Support from Danny Alexander, then the chief secretary to the Treasury, and Nick Clegg, deputy prime minister, helped to secure approval for Universal Credit. In 2013, Alexander again intervened to support Universal Credit, authorising extra funding for the project when both the Treasury and Cabinet Office were delaying approvals.

Treasury resistance meant the DWP's white paper on Universal Credit was "greener than it should have been", Timmins says.

"This was largely at the insistence of a still deeply sceptical Treasury, which resisted the greater detail that would have nailed down aspects of the policy ahead of legislation," he writes.

As a result, it took two-and-a-half years to get all the relevant legislation through parliament, and in the early stages suppliers began to develop IT without a clear idea of what was needed to implement the policy.

"We were embarking on delivery before we could really write the plan, and that was the root of much trouble" – senior DWP figure

The department was also under intense pressure to start delivery, thanks to overly-ambitious timelines and the enforced use of agile project management which emphasises starting delivery alongside developing policy. 

One senior departmental figure told Timmins: "We were embarking on delivery before we could really write the plan, and that was the root of much trouble."

Treasury resistance to the project was not fully resolved until November 2015 when, for the first time, it was in the Treasury’s financial interest to roll out Universal Credit quickly. 

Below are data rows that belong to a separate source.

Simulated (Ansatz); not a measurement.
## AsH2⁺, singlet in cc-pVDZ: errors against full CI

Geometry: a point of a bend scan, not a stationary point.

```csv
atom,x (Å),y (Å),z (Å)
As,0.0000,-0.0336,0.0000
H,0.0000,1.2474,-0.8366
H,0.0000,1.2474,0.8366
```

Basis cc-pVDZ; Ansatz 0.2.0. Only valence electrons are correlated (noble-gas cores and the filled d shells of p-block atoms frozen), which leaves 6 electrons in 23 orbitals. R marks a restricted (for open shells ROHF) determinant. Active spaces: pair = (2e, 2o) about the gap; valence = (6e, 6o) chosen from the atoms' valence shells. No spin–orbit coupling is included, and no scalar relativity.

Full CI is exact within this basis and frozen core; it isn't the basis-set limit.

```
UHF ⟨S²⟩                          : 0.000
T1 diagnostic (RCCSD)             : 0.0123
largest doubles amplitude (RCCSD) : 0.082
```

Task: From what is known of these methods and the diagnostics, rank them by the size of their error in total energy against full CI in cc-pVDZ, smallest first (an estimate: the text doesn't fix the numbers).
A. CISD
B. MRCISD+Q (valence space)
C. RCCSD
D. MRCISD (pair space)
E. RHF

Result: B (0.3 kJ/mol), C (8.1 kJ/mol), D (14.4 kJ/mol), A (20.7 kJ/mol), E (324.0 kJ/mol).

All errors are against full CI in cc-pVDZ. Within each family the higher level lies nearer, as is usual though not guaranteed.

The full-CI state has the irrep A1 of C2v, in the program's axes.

Until that point, the Treasury had been saving money as a result of delays, since households that would be entitled to more benefits under the new system had not yet migrated to Universal Credit. 

However, from November 2015 the Treasury had a "direct and very financial interest in the programme being rolled out successfully" Timmins notes, because Osborne had retained cuts to Universal Credit even as he was forced to abandon £4bn cuts to existing tax credits after opposition from the House of Lords. 

The report notes: "For many interviewees, this was one of the absolutely critical moments in Universal Credit’s history, along with the adoption of the twin-track approach, which, some way down the road, finally saw agreement about how the ‘digital’ version of Universal Credit was to be built.”

"Strengthened scrutiny"

The twin-track approach was introduced in 2013 after damning reviews from the Major Projects Authority, Government Digital Service and a supplier-led review commissioned by Duncan Smith.

Timmins writes: "In effect, Universal Credit was started again using a genuinely agile approach to its build, while continuing to use, with some enhancements, the original build – the ‘live service' – which allowed a lot of learning about how claimants and staff would react to key elements of the behaviour change and business change that is at the heart of Universal Credit."

According to the report, this meant that "essentially for the first time, that the staff who operate Universal Credit and the claimants on the receiving end, became part of the design and build process".

Another important factor in turning the project around was to strengthen the programme board,  Timmins argues, with the team now larger and chaired by an independent adviser instead of its senior responsibile owner (SRO). 

Current SRO Neil Couling told Timmins: “That has really strengthened the scrutiny of what’s going on, so now I take my plans to them and they give them a good going over, and there’s really good challenge in the system now."

The report also sheds light on briefings against DWP perm sec Robert Devereux (pictured) at the height of public criticism of Universal Credit. 

In November 2013 the cabinet secretary Jeremy Heywood had to ask the prime minister to intervene in what he called a "concerted political briefing campaign" against Devereux. 

One minister told Timmins that Francis Maude – then minister for the Cabinet Office – was the main leader of this campaign, saying: "Francis was at the height of his attacks on the competence of the civil service at this stage, and he wanted a scalp, and he wanted a big scalp."

The report notes that when the DWP launched Universal Credit, it was running 11 other major projects,  implementing £12bn of benefit cuts and reducing its operating budget by a quarter.

In this context, capacity of senior leadership was inadequate, the report says, highlighting the decision to make Terry Moran both SRO for Universal Credit and Chief Operating Officer for the DWP.

“There remains a view among some former and current DWP civil servants that had that not happened, the programme would not have hit the trouble it did,” says Timmins.